The concern of this thesis is with the history of ideas; specifically, the history of recent theological ideas. This thesis is not a work of systematic theology but rather situates discourse about a theological problem within the matrix of some relevant contemporary thought. Its category then is the history of the development of ideas.
In the late twentieth century many academic theologians found the intelligibility of the traditional language used about the Christian Trinitarian God to be problematic. This is the thesis' research problem. The research hypothesis is that these recent academic theologians sought to make trinitarian language used about the Christian Trinitarian God intelligible by replacing static definitions of 'person' with a dynamic relational model. The methodology of this thesis is essentially historical and hermeneutical. It draws on the hermeneutical philosophy of language of Paul Ricoeur as it developed around two key notions, his notion of text and his attention to the metaphorical process. Data is drawn from representative recent trinitarian works of a significant and scholarly nature written in and for the western arena at the end of the twentieth century. These sources are evaluated according to their ability, in Ricoeur's language, to redescribe the reality of the trinitarian symbol and refigure the world of contemporary Christian consciousness.
The thesis presents an investigation of western academic trinitarian theology in terms of a structure of analysis and synthesis. Via an exploration of a series of responses made by these recent trinitarian theologians to categories of thought pertaining to the concept of person and their consequent theological appropriations, this thesis demonstrates the research hypothesis. It demonstrates that in recent trinitarian thought postmodern ideas on person as relational fuse with supportive biblical and derived patristic thought as theologians seek to make intelligible language used about the Christian Trinitarian God. In particular, the ancient concept of perichoresis is found by theologians to provide the necessary point of intersection. With a redefinition of person relationally, and in particular perichoretically, the Christian God is understood in communal terms.

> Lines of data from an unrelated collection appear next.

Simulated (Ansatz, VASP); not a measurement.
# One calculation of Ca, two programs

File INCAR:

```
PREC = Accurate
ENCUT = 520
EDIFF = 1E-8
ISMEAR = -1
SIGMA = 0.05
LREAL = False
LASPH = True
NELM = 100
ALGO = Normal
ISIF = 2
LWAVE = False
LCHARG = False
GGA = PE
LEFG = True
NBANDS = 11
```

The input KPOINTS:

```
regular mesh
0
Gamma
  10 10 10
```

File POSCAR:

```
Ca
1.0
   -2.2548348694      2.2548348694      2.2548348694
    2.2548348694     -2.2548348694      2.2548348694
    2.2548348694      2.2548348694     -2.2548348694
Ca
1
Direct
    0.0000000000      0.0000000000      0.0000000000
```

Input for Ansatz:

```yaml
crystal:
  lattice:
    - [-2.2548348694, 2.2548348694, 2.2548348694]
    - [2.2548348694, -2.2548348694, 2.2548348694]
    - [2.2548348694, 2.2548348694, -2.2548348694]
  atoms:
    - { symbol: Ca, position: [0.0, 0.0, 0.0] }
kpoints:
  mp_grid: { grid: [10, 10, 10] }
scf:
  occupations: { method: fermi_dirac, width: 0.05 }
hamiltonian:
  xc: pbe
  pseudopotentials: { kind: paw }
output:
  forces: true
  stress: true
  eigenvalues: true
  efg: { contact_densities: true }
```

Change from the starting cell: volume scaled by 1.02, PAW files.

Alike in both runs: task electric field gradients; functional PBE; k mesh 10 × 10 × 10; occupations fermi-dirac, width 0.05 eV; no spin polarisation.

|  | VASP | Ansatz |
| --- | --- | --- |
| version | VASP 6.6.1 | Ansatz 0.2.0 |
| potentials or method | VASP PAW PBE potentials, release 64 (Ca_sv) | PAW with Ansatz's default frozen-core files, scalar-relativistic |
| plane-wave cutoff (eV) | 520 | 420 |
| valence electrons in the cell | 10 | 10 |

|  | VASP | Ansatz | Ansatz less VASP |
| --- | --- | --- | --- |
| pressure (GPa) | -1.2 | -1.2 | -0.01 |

Renewed understanding of God as communal is a chief outcome of the use of the relational perichoretic model of person by theologians as they address their concern with trinitarian intelligibility. The thesis demonstrates that when theologians redefine person in relational terms and particularly in perichoretic terms, a redescription of the trinitarian symbol and a refiguration of Christian consciousness of trinitarian reality is seen to be possible. Such a refigured consciousness constitutes an active reorganisation of Christian being-in-the-world. The implications of this reorganisation form the stuff of future trinitarian research and provide the motivation for this thesis' research.